The Bali 9's Andrew Chan has been dealt a massive blow with Indonesia's National Narcotics Board believed to have recommended that his death sentence should be upheld.
A senior source involved in considering Chan's clemency application has told AAP that the narcotics board's decision was also in line with the recommendation of a Supreme Court judge.
Both the narcotics board and Supreme Court Justice Salman Luthan were asked by the office of President Susilo Bambang Yudhoyono to provide a recommendation on Chan's clemency request.
"For Andrew Chan ... the goods involved so many kilos, right? It's difficult when it comes to this," he told AAP.
"So, we're just following what's requested to us and what's been recommended, that it's a 'no.'"

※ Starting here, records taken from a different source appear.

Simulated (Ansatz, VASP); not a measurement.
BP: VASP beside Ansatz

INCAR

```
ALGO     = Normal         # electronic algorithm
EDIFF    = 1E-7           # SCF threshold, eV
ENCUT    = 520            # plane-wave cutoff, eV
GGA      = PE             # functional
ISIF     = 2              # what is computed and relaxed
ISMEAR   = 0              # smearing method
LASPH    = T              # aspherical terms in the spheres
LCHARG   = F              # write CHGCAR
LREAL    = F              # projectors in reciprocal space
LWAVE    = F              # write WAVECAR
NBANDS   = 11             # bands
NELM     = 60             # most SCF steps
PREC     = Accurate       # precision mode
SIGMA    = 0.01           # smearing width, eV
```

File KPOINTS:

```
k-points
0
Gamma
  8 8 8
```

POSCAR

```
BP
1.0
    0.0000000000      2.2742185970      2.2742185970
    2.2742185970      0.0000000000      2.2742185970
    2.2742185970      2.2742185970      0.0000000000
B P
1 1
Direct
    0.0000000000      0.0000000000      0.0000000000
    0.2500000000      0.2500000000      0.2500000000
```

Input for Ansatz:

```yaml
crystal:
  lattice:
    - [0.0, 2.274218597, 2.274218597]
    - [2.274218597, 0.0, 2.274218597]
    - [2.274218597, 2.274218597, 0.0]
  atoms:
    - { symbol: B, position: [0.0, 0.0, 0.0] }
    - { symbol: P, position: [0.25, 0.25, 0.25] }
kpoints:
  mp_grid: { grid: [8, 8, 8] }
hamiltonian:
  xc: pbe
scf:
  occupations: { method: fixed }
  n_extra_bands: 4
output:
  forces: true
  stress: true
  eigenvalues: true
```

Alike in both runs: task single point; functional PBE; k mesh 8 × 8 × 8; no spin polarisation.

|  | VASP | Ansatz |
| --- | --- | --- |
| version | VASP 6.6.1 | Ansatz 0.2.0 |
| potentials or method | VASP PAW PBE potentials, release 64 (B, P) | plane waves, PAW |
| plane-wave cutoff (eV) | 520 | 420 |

Justice Salman completed his recommendation in relation to Chan's clemency bid more than a month ago. It has been forwarded to the president's office.
..."Our recommendation for it is no, as which is the recommendation of Supreme Court as well," the source told AAP.
Chan was sentenced to death in 2005 for his role in a plot to smuggle 8 kilograms of heroin from Bali to Australia.
The latest development is also a worrying sign Myuran Sukumaran, 31, who along with Chan, filed for clemency early last year.
They are the only 2 members of the Bali 9 still on death row.
Dr Yudhoyono does not have to accept the recommendations, and is likely to also seek advice from officials at Kerobokan jail as well as the Justice Ministry.
In October last year, he granted clemency to Indonesian Merika Pranola, who was also convicted of drug smuggling despite the Supreme Court having recommended she be executed.
The advice from the judge and narcotics board emerged on Tuesday and comes after Indonesia earlier this month carried out its 1st execution since 2008.
Adami Wilson, from Malawi, was shot by firing squad in the Thousand Islands, an archipelago popular with tourists located off the coast of the capital Jakarta.
The 48-year-old was caught in 2003 attempting to smuggle 1 kilogram of heroin into Indonesia.
A spokesman for the Indonesian human rights group, the Commission for the Missing and Victims of Violence (Kontras), has described the execution of Adami as a worrying sign.
Haris Azhar said that while political factors and Indonesia's relationship with Australia would be considered when it comes to Sukumaran and Chan, there also seemed to be a groundswell of public opinion in favour of the death penalty.
There seemed to be "a big applause" when Adami was executed, Mr Haris said recently.
"This is a signal that people support it."
Indonesia has said another nine convicts would be executed this year.
However, Sukumaran and Chan are not on that list.